Rep. Travis Couture proposes creative fix to public defense funding, shortage of law enforcement officers

As property and violent crime rates continue to rise in parts of Washington state, public safety is a top priority for House Republicans in the 2024 legislative session. Rep. Travis Couture has filed a bill to address two critical public safety needs – indigent public defense funding and growing the number of law enforcement officers in Washington state.

“I realize these two issues are counterintuitive, but both are critical elements of public safety, “said Couture, R-Allyn. “My goal with this bill is to take the politics out of this highly charged issue so lawmakers can focus on what’s important – providing adequate public safety.

While most states in the country provide roughly half of the funding to cover the cost of providing defense attorneys to those who cannot afford them, Washington state only provides about 3% of that funding. That has led to a crisis in most Washington counties that prompted a recent lawsuit by 37 of the state’s 39 counties asking the courts to order the state to pick up more of the tab.

In 2022, counties and the state spent nearly $203 million on indigent defense with the state covering only $5.8 million of that.

“My big concern – and the big impact this has on public safety – is that if counties can’t provide the constitutionally-required public defense of a criminal suspect, or if that public defense cannot be provided in a timely manner, the courts must order the release of those suspects,” said Couture. “That means criminals are just being released back on the street without jail time and without being held accountable, and that puts the public at risk.”

House Bill 2202 would create a new funding allocation formula to help counties cover these costs.

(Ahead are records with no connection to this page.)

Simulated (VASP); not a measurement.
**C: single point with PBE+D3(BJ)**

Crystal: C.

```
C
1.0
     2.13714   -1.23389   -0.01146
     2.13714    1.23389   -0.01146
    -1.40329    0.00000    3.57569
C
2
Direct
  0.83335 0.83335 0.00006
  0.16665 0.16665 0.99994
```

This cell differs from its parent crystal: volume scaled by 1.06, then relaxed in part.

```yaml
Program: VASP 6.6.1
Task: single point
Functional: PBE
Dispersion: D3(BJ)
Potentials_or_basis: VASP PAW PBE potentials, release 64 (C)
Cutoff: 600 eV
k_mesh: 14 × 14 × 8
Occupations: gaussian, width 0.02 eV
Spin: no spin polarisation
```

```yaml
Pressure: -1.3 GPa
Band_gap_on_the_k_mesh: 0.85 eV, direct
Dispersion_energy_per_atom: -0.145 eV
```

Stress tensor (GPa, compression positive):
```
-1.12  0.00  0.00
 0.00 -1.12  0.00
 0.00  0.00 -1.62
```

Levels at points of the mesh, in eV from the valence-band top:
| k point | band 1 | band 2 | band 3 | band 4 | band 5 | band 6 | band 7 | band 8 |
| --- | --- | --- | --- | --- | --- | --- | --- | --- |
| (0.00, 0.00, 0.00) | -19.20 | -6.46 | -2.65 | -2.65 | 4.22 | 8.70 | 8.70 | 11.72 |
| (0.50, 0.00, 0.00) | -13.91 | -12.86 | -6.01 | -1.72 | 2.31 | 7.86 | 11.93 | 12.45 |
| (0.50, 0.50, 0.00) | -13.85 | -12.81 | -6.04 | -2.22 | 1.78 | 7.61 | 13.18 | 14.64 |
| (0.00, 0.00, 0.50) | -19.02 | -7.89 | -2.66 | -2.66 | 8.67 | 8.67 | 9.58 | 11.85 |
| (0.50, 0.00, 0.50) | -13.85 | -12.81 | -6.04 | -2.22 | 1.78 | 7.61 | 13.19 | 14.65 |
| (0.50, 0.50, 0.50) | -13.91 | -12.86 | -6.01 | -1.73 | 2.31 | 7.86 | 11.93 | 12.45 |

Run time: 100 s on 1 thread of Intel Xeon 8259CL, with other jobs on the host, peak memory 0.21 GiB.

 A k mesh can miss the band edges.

  • The bill requires $200M per year to be transferred to a new account for this purpose  
  • The funding is driven out based on population and criminal case filings in each county

This funding would be contingent on counties meeting new minimum police staffing ratios intended to bring Washington state from last in the nation of officers per capita to near the middle. If the county meets the ratio, it can use its new funding allocation for indigent defense or law enforcement costs.  If the county has not met the per capita ratio, it must spend its funding allocation on hiring more police officers until they meet the ratio. 

The goal:

  • By the end of FY25, replace 495 (4.4%) commissioned officers lost since calendar year 2020 and achieve a rate of 1.50 officers per thousand of population, up from the current 1.12.
  • By the end of FY26, hire approximately 2,200 officers (cumulatively), with an objective of 1.75 officers per 1,000 of the population (similar to AZ, a state of approximately 500,000 less persons).
  • By the end of FY27, hire an additional 7,400 officers (cumulatively) to achieve the national average, currently at 2.33 officers per thousand of the population statewide.

“Washington state has long lagged behind other states in our number of officers per capita, but that exodus of existing officers we have lost over the past few years due to retirement of morale issues has been detrimental to our state, and we see the evidence of that daily,” said Couture. “My bill will help ensure the funding is there for Washington to boost law enforcement staffing.”

Couture acknowledged that funding aspect is only part of the problem when it comes to increasing the number of officers in the state.

“The morale aspect is a huge part of the reason Washington is last in the nation in officers per capita,” said Couture. “But the damage done to law enforcement morale by the overcorrection of the majority party’s recent police reforms and the defunding of the police movement and other police reforms by cities like Seattle will take time to reverse – if that is even possible. I believe the funding aspect is a good start and a huge step in the right direction.”